On Aug. 27-29, 13 canoeists in eight canoes commemorated the Wilderness enactment anniversary with a three-day canoe trip on the Allegheny River. Friends of Allegheny Wilderness (FAW), a non-profit group based in Warren, organized the journey as part of its work to promote appreciation of the 9,031 acres of designated wilderness on Pennsylvania's Allegheny National Forest.
After a study of other relatively undisturbed parts of the Forest, the group proposes that an additional 54,000 acres merit wilderness designation. FAW faces opposition, however, from commercial forestry and oil and gas industry representatives who maintain that extractive industries are foundations of local economies in places such as rural northwestern Pennsylvania and it is unwise to bar such activities from federal lands.
According to FAW executive director Kirk Johnson, the group's proposal for additional wilderness on the Allegheny is not an attempt to stop timber or gas and oil production there.
"Our proposal is not an all or nothing proposition," Johnson said. "We have objectively identified the most wild, undeveloped areas of the Forest with the fewest conflicts for their potential inclusion in America's National Wilderness Preservation System."

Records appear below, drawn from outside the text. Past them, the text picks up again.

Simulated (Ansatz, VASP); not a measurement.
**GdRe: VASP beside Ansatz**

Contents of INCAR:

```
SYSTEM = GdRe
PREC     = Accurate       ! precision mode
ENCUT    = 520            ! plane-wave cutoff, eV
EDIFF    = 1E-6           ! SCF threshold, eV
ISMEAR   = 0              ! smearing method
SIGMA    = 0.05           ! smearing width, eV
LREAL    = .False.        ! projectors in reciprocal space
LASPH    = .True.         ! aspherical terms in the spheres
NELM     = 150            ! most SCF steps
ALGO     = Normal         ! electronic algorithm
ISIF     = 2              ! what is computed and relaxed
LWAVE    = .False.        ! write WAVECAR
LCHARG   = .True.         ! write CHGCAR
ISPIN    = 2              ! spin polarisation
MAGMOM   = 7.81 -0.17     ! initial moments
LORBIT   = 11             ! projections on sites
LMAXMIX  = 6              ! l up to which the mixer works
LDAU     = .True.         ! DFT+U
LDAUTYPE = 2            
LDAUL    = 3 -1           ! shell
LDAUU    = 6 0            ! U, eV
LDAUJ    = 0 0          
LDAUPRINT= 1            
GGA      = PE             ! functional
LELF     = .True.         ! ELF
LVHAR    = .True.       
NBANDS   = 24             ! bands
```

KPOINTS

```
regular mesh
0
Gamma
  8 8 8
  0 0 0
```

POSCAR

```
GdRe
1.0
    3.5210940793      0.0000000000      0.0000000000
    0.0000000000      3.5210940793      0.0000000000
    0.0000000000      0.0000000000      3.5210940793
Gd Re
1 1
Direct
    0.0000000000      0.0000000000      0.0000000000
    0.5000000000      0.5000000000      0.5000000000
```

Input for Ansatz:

FAW's commemorative canoe trip launched at Warren (canoes and shuttle supplied by Allegheny Outfitters, www.alleghenyoutfitters.com) and paddled 40 miles downriver to Zahniser's hometown of Tionesta where his grave, marked by an uncut stone from the forest, overlooks the Allegheny. Making the trip with Johnson were Zahniser's son Matt Zahniser of Covington, Ky.; grandson Dave and wife Rachel of Covington, Ky.; Stuart Zahniser of Erie; Julie, Dan and Gabrielle Kennedy of Clearfield: Charlotte and Will Ford of McConnellsburg, Nathan Bell of Bradford; and U. S. Forest Service wilderness ranger Eric Flood.
Under the rim of the Allegheny Plateau, the paddlers glided through the Allegheny River Islands Wilderness, one of the more unique areas in the nationwide system of designated wilderness lands. The Allegheny River Islands Wilderness contains seven islands totaling 368 acres embraced by the river between Warren and Tionesta. Named for early settlers, the islands are covered with forest and dense understory vegetation. There is no development and the islands are used primarily by fisherman and for camping by canoe parties. The FAW party camped in hard rain on Crull's Island and King Island along their route. Courson Island, also part of the Wilderness chain, can be seen from the Tidioute Overlook along the Tidioute-Warren Road just east of Route 62.
Friends of Allegheny Wilderness chose a canoe float to commemorate Zahniser's contributions to the wilderness protection because he and Alice had made a similar but longer canoe trip on the Allegheny from Olean, N.Y., to Tionesta in June of 1937. Howard kept a journal during the trip and recorded sightings of wildlife and vegetation. Their route took them along a section of the Allegheny that was later inundated by the Kinzua Dam reservoir after the dam was completed in 1966.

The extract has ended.